Ratatouille Anyone Can Cook: Baked Ratatouille with Quinoa

By Elizabeth Stark

Gusteau’s spirit reminds Remy several times during Ratatouille that “anyone can cook.” Of course, Gusteau never had to make dinner for his son when he was a child so he never got to grapple with questions like “Can anyone cook for a child?” or “Can anyone make vegetables a four year-old will eat.” But that’s a struggle we parents face every day.

And as most of us have discovered, children will eat healthfully, but it can be real work to make it happen. It helps to have a few go-to recipes on hand. In our house, one of those is ratatouille. Summer squash, zucchini, and eggplant are mild enough that kids will eat them and if you throw a little tomato sauce into the equation, things are even easier. Texture, then, is the potential stumbling block. But because this recipe is baked, the vegetables don’t get mushy, which great for adults, too. Finally, a little thyme and garlic give it flavor without adding much in the way of calories or sodium. In the end, you have a nice summery dish that’s excellent (and healthy) for the whole family.

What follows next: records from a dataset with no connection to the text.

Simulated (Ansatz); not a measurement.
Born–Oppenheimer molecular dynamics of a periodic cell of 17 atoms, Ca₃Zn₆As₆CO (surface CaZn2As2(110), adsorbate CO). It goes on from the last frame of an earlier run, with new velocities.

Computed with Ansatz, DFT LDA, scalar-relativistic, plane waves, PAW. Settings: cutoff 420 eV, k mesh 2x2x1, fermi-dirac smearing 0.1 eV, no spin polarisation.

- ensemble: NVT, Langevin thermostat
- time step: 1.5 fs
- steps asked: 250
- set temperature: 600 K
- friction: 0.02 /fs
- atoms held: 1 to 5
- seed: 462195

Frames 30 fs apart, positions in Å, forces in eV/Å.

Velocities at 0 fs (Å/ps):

Baked Ratatouille with Quinoa

Baked Ratatouille with Quinoa

serves 6


for the ratatouille

  • 2 tablespoons olive oil, divided
  • 1 cup minced onion
  • 1 clove garlic, minced
  • 2 cups rough chopped tomatoes
  • 2 small summer squash
  • 2 small zucchini
  • 1 small oblong eggplant
  • 1 red pepper
  • 3/4 teaspoon sea salt (reduce to 1/2 teaspoon for table salt)
  • 1/2 teaspoon fresh ground black pepper
  • 1 tablespoon fresh thyme leaves

for the quinoa

  • 1 1/2 cups dry quinoa
  • 3 cups water
  • 1/4 teaspoon sea salt


  1. Preheat oven to 375 degrees F.
  2. Set out a 10″ sauté pan with 2″ deep sides.  Flip the pan onto a sheet of parchment paper, trace the edges, and cut out a parchment round to set on top of your ratatouille. Set aside.
  3. Heat the sauté pan oven medium-high heat. Add 1 tablespoon of olive oil. Next, add the onion, and sauté for 4 minutes. Add the garlic and sauté for 1 minute more. Add the tomatoes, stir for 2 minutes, and then edge heat down to medium. Continue cooking, stirring occasionally, until tomatoes are soft, about 4 minutes.
  4. Spoon the tomato sauce into a blender and puree until smooth. There will be about 1 ½ cups of tomato puree.
  5. Meanwhile, cut the core from the red pepper and remove any seeds (the pepper should remain in tact). Trim the ends off the squash, zucchini, and eggplant, and carefully use a mandoline to slice into thin 1/8″ slices. Use the mandoline to cut the red pepper into 1/8″ slices as well.
  6. Pour 1 cup of the tomato sauce into the bottom of the skillet, reserving the rest.
  7. Next, create a stack of alternating squash, zucchini, and eggplant, and, starting at the center, begin to fan the slices out in the skillet, until it is full. Tuck the red pepper slices throughout. Drizzle the vegetables with the remaining tablespoon of olive oil, sprinkle with the sea salt and pepper, and thyme leaves, and top with the prepared parchment round.
  8. Bake for 50 55 minutes, or until the vegetables have softened and are fragrant, but not browned.
  9. Meanwhile, place the quinoa in a strainer and rinse under cold running water, rubbing gently with fingertips to remove the outer coating. Place rinsed quinoa in a sauce pan, cover with 3 cups water, and boil. When the water is bubbling, add the salt, turn heat to low, cover, and simmer for 15 minutes. Off the heat and let quinoa stand covered for 5 minutes. Fluff with a fork and serve.
  10. Toward the end of bake time, heat the reserved tomato sauce.
  11. For each serving, serve 1/2 cup of ratatouille over 3/4 cup cooked quinoa, and drizzle with a tablespoon of warmed tomato sauce.